A three-man strike force
accustomed to rescuing prisoners of war in the jungles of Vietnam is stateside
on a rogue mission in Los Angeles. Mark Stone, known as the MIA Hunter, is
asked by an old war buddy, now a deputy chief with LAPD, to help rescue Rick Chavez
from a Colombian drug cartel. Chavez is a Pulitzer award winning journalist who
has been writing a series of hard and insightful articles about the drug trade
in L. A. The articles have enough detail that the LAPD and the drug gangs—Crips,
Bloods and their Colombian suppliers—want to know where his information is
coming from.
When Stone and his team
arrive on scene, Chavez is being held prisoner in a palatial home in San
Clemente; a few doors down from Richard Nixon's house. It takes the team only a
few minutes, several hundred rounds of 9mm lead slung by MAC 10s, some smart
one liners, and a close call or three, to pull Chavez out of the house. But
this is the beginning for the MIA team because as the team is exfiltrating from
the firefight, Stone sees a familiar face. A face that belongs to a man who tried
to kill Mark Stone in Vietnam.
MIA Hunter: L. A. Gang War—the thirteenth entry in the series—is an entertaining
example of the men’s adventure mania of the 1980s. Originally
published in 1990 (an honorary member of the 1980s), it is a time capsule of the era, capturing society’s anxiety
with an escalating war on drugs, violent street gangs spreading the poison and
in the process claiming entire neighborhoods, all in the shadow of America's defeat
in Vietnam. It is non-stop action, accented with betrayal, revenge, and the MIA
team’s seeming endless supply of bravado and super hero combat skills. There is
also a touch of humor, if you look closely, and even a big idea or two. L. A. Gang War is a top-notch example of
both the series and the genre.
3 comments:
Ben, the MIA Hunter: L.A. Gang War series sounds like a spin-off of Don Pendleton's The Executioner as well as Able Team and Phoenix Force series, all of which are my kind of action novels.

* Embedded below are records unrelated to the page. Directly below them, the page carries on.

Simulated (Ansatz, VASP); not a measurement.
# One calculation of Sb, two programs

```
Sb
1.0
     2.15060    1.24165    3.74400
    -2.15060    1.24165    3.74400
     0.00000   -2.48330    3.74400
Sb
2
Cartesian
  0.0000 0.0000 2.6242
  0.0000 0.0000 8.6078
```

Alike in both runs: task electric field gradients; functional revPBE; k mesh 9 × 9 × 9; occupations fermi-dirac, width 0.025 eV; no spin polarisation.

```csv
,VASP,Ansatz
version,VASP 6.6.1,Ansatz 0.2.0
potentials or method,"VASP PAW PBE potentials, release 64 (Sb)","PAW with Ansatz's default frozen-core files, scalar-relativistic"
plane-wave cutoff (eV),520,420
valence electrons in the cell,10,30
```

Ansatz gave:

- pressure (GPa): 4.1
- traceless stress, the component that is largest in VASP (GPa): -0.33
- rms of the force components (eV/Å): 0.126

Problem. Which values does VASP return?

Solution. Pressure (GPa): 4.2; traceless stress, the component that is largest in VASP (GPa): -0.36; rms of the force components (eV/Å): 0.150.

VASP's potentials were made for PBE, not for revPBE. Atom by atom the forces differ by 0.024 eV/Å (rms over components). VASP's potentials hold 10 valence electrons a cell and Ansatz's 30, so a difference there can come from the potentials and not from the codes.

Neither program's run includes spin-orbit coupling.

Prashant. The MIA Hunter series is very much in the vein of The Executioner. In fact, Stephen Mertz was one of the early writers of the non-Don Pendleton Mack Bolan books in the mid-1980s.
I'm growing old, Ben. In a post on Mack Bolan couple of years ago, I did, in fact, mention that Stephen Mertz, Mike Newton, Thomas Ramirez, and Mel Odom were some of the writers of the non-Don Pendleton Mack Bolan novels. I should have remembered that.